In his April essay “An Age of Extinction Is Coming. Here’s How to Survive,” New York Times columnist Ross Douthat argues that falling birth rates and fraying cultural institutions signal a civilizational bottleneck—and that mastering our digital tools may be the only way through it. Douthat joined Reason‘s Just Asking Questions podcast in April to discuss demographic collapse, technological alienation, and whether the American suburbs might be more resilient than they seem.
Q: What are some of the biggest telltale signs that lead you to believe we’re facing an age of extinction?
A: Digital existence is really hard on basic modes of cultural transmission and also the literal reproduction of the species. These two things are connected. The way we live digitally tends to distract us from the forms of creation and educational transmission of literature, art, religion—all the human culture that people take for granted.
It also tends to distract us and separate us from the real-life ways of hanging around with other people—making friendships, going on dates, finding romance, having sex, and having kids—that allow for the very literal continuation of the human species.
Q: The literal extinction we’re facing is a falling birth rate—we’re below replacement rate in the U.S., and it’s worse in places like South Korea, Japan, and much of Western Europe. What are your anxieties about this?
A: I like Italy. I like South Korea. I enjoy the existence of distinctive human cultures. I would prefer that these cultures and countries not disappear. I think that’s a reasonable impulse.
You’ll have these societies that are emptied out. Actually, probably intensely concentrated—people will move to big cities—but there will be depopulated hinterlands, depopulated areas.
Yes, there will still be people speaking Italian in 50 years and people speaking Korean, but there will be a kind of actual collapse of real-world nations and cultures if this trend continues.
Q: Is the picture you’re painting too bleak? Is it possible that the suburban middle class isn’t disappearing, but simply evolving into something less familiar?
A: Yes, I think it’s absolutely true that part of what will happen is that there will be adaptation, cultural evolution, and new modes of existence. Many of them will probably be suburban and not urban, because the suburbs are themselves a good technology for child rearing. One of the advantages in fertility the U.S. has over parts of Europe and East Asia is that we have a highly suburbanized society.

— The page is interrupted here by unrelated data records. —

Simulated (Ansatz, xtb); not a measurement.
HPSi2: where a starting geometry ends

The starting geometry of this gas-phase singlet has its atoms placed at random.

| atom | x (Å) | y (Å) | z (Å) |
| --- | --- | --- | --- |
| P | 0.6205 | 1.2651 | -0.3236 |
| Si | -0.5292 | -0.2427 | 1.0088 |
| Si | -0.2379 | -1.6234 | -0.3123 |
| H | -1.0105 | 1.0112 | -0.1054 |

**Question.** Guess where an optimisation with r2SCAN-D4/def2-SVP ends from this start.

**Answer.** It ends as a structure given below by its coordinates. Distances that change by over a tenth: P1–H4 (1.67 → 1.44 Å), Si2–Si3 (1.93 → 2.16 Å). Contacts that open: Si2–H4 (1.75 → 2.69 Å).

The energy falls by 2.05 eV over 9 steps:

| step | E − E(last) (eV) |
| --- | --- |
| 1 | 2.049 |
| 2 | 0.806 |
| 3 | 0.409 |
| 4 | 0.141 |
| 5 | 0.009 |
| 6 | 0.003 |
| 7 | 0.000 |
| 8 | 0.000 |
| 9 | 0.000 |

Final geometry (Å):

I’m not arguing that the bottleneck makes everything disappear. People who go through the bottleneck will use aspects of the new technology to enable forms of human flourishing. However, there will also be people—and you can see this right now—for whom the absence of the family restaurant or the local bar just means they don’t see people anymore. They exist in a kind of virtual bubble in which they don’t have enough friendships, they don’t meet their future spouse, they don’t do things in reality that are necessary. Those people are not going to make it.
This interview has been condensed and edited for style and clarity.